Tea Cups and Giggles.

Happily home on spring break!  Got to come back and take some pictures at my lovely friend's birthday party!  We had a tea party.







March 3, 2014

The Road So Far.

Today marks the start of week nine.  Slowly but surely this quarter is wrapping up.  To be honest, it couldn't come soon enough.  This quarter has been such a struggle for me, and the hopelessness I felt when I wrote my last post, really never went away.

To answer some questions I have been getting since my last post, things in class have gotten better.  Over the first five weeks or so, I was being sexually harassed, everyday, in one of my classes.  Causing more problems than I would actually care to admit.  After finally confronting two teachers about it and getting  some repercussions because I "snitched", the harassment has died down to next to nothing.  A blessing, to say the least.  I am no longer fearful to walk into my classroom, or paranoid every time I passed one of my classmates in the hallway. I have had a few of my classmates admit that I now scare them, which to be honest, is a delightful turn of events.

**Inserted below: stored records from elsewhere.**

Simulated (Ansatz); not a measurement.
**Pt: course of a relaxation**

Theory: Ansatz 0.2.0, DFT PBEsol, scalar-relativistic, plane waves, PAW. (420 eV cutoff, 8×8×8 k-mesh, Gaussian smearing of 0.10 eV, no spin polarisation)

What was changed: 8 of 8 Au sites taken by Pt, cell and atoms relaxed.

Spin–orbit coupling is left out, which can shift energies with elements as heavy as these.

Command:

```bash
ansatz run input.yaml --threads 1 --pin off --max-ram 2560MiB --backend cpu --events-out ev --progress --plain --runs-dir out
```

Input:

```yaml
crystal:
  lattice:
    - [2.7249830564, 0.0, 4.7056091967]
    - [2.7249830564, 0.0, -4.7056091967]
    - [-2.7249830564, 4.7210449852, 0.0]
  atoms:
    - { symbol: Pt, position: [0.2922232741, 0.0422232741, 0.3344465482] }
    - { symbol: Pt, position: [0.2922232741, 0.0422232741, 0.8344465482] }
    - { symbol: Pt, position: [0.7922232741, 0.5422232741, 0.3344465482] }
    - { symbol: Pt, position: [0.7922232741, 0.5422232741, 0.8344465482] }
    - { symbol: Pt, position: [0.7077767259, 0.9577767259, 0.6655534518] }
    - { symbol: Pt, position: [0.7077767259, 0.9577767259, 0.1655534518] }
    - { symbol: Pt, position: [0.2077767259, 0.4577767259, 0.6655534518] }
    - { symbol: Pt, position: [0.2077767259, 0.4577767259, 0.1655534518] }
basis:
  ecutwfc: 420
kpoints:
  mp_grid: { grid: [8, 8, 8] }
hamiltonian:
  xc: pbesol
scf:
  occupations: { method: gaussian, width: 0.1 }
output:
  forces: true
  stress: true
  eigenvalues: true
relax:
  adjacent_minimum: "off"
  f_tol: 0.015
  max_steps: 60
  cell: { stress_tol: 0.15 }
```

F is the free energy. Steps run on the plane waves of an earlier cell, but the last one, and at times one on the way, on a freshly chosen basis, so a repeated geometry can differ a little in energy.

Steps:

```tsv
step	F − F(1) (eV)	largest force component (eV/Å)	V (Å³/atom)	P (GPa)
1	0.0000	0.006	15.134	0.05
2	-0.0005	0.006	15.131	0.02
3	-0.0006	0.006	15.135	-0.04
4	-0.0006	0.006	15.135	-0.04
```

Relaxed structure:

In conjunction to that, over this quarter, I think I have bitten off a bit more than I can chew.  I am taking five classes, totally about seven hours of school a day.  Same amount that I took last quarter, but these classes are all at about the junior level.  I am the only second quarter in my English and Psych class.  It's a difficult schedule, both physically and mentally.  I am awake at six thirty every morning, in class by seven fifty, and only back to dorm at three thirty.  After I come home, I have about two hours of homework every night, along with a call to my mom, a few texts here and there from my boyfriend and other friends from back home, and dinner and socializing here at dorm. I was blessed with a really great roommate this quarter, which has helped make things a bit easier.  But it is still a schedule that is very demanding.  On any given day I am on the move from seven to seven everyday.  Sometimes later.  Even if I wanted to, I rarely can stay up past eleven at night.  Adding in the stress of the harassment, it's taken its tole on me.

After weeks of this, I have physically take a tole for the worse.  I'm not just tired, some days I can't even bring myself to walk down the hall to get food.  I have neglected my small group and church because I am either too tired on Wednesday nights to go, or I can't find time to between all my classes and homework.  I suffer from severe headaches, shakes, and am light headed most days.  I don't have many good days.

There are things that make it better, I have worked a short nap into my schedule, usually during the worst part of my headaches, so I just sleep through most of the pain.  Talks with my mom and short weekly skype dates with friends help cure the homesickness for just a bit, and then of course, there's the weekends.

Over the last month, I have been blessed with visits from people back home.  On Valentines day, Alan surprised me with a visit over the weekend, and then this past weekend, he and Erika came down for three days.  These weekends make life a little easier for just a short time.  The goodbyes are hard, but it's worth it.

Now, it's Monday, and another week stares me down.